Up to 50 percent of the most severe storm cases in non-tropical countries are due to atmospheric rivers, which can bring more water than the flow of Mississippi River.

"This has been a very active winter, atmospheric river-wise," Jeff Zimmerman of the National Weather Service reported after atmospheric rivers ended a five-year drought in Northern California with more than enough soaking the state has experienced.

More Than 10 Rivers In The Sky

With more than 10 separate rivers in the sky identified this winter, Northern California can have up to seven atmospheric rivers. In Sierra Nevada, the weather service said it had its rainiest and snowiest from October to February.

La Niña and the cooler water in the tropics led to the abundance of the rivers.

Atmospheric river, also known as river in the sky, is a long and narrow region in the atmosphere that transports water vapor outside of the tropics.

The term was first coined in a scientific paper published in 1998 by researchers Yong Zhu and Reginald E. Newell at Massachusetts Institute of Technology. Researchers found out that water vapor is transported in narrow regions of the atmosphere roughly 400 kilometers wide. Atmospheric rivers occur when winds associated with the storm gather moisture in the air into a narrow region just ahead the cold front.

Wettest, Windiest Storms Cost A Billion US Dollars

Atmospheric scientist Duane Waliser, in his study covering two decades of storms in places outside the tropics, found out that "atmospheric rivers are typically associated with 30 and even up to 50 percent" of the most severe storm cases.

Wettest storms, he found out, were due to atmospheric rivers.

The windiness, however, surprised him. Waliser said wind speed is twice of the average storm's speed in an atmospheric river.

The result of the study conducted by Waliser is a no-brainer for emergency responders.

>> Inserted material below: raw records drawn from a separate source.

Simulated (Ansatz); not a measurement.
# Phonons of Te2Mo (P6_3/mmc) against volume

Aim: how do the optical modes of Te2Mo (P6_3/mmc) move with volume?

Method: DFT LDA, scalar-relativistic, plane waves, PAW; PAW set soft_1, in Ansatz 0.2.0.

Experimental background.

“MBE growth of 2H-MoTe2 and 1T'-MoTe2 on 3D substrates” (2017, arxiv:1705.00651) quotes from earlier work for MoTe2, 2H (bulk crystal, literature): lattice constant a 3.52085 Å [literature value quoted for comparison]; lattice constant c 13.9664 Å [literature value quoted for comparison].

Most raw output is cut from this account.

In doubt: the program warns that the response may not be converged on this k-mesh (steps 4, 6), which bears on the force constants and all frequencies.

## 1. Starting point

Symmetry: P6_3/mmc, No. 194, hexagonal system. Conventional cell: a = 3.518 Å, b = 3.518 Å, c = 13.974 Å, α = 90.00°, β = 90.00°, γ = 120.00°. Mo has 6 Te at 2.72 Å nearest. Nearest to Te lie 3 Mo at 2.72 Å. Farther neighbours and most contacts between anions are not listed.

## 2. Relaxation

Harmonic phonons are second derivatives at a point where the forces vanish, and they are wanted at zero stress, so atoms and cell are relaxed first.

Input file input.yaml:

Atmospheric rivers are now being understood that it will not only bring flooding hazards but also come with strong winds that can pose hazards to lives and properties.

In Europe, Waliser said, 14 of the 19 windstorms for the 1979 to 2003 period were due to atmospheric rivers. Each of these windstorms wreaked so much havoc that cost at least a billion dollars.

The link between the atmospheric rivers and climate change has not yet been studied.